Two years ago US troops began to withdraw from Afghanistan, on the orders of the US military Commander-in-Chief, aka the President. At this time, a major lack of available Dari and Pashto translation resources and translators was a substantial and detrimental obstacle to the effective communication between the troops and the Afghan people, as they both withdrew military operations, and strategically delivered the President’s message. The message from President Obama encouraged the Afghanis to take responsibility for their country, economy and their political system. Why this message was not translated prior to strategic countrywide delivery, and spelled out phonetically for military authorities and troops – I can’t begin to say.
Reliable, professional translation services and resources, as well as available translators and interpreters, continues to be a problem in the Middle East for US military units, intelligence operations and those in the field. A lack of professional Persian translation, Pashto translation, Dari translation, and other Middle Eastern languages is often problematic, especially when communication is key to a military strategy, such as the example above.

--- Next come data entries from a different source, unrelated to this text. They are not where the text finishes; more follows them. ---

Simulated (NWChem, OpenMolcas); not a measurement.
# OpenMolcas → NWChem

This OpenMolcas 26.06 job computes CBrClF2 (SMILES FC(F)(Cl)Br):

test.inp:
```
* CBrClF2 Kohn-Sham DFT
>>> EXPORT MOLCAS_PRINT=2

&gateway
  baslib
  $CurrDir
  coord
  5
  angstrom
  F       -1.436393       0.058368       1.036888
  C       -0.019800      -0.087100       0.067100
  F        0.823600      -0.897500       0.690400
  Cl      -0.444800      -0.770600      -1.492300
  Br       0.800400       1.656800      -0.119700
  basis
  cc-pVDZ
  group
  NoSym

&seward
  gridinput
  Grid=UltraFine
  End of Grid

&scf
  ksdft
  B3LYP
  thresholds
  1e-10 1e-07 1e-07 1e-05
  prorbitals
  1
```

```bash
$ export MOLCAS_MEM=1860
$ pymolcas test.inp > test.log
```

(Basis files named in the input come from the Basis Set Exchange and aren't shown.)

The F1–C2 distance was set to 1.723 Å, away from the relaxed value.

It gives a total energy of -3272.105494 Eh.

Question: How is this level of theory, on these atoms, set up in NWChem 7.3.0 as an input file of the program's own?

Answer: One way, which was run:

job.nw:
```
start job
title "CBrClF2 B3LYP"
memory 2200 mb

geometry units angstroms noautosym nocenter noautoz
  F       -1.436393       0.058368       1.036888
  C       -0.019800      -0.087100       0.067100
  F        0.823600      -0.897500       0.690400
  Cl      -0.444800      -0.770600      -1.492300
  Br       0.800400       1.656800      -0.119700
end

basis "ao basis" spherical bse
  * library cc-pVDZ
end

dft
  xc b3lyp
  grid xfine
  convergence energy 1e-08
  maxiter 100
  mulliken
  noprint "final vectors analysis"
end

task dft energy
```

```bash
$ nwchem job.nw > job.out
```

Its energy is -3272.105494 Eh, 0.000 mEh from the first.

Not only that, but according to the current Undersecretary of Defense Intelligence, Michael G. Vickers, foreign language fluency or proficiency is a problem across the board for all military departments. There are simply not enough members of the US military who speak two or more languages on a proficient level – and, even more startling, not even enough military authorities and department heads who speak more than their native language on a fluent level.
Vickers went as far as to say that foreign language fluency is critical to our national security. Upon discussing the capture of Osama bin Laden, he noted that it was an operation of extreme patience that relied upon cooperation between intelligence outfits in human, geo-spatial and signals intelligence units. In regards to this operational approach, he commented further:
“I can’t go into more detail — but, in each of those disciplines, the ability to have officers or translators who were fluent or very professionally competent in a language made all the difference… [Foreign language knowledge] is critical to our national security.”
That’s quite a supportive vote for foreign language fluency.
Everytime I read about the shortage of Middle Eastern translation services, translators and interpreters, I can’t help but wonder who is doing the research. After all, Tomedes specializes in Middle Eastern langauge translation services. While I don’t necessarily expect that the US military should come knocking on our door, we cannot be the only professional translation service to specialize in these languages. Or maybe I’m just uninformed, and there really aren’t very many professional translation services or resources that offer enough Middle Eastern languages for translation and interpretation – to make it worthwhile for the military to utilize.
Whatever the case – it is not simply military intelligence and the CIA in need of Middle Eastern language translators. The FBI holds job fairs and posts help wanted ads frequently, with a specific eye out for candidates fluent in Arabic, Dari, Chinese, Mandarin, and plenty of others. Vickers is correct to encourage foreign language fluency, especially within military operations. There may quite possibly come a moment in time when an accurate Turkmen, Dari or Pashto translation is crucial to an intelligence strategy or strike, or when English to Persian translation could mean the difference between fire and cease fire, peace and war, or life and death.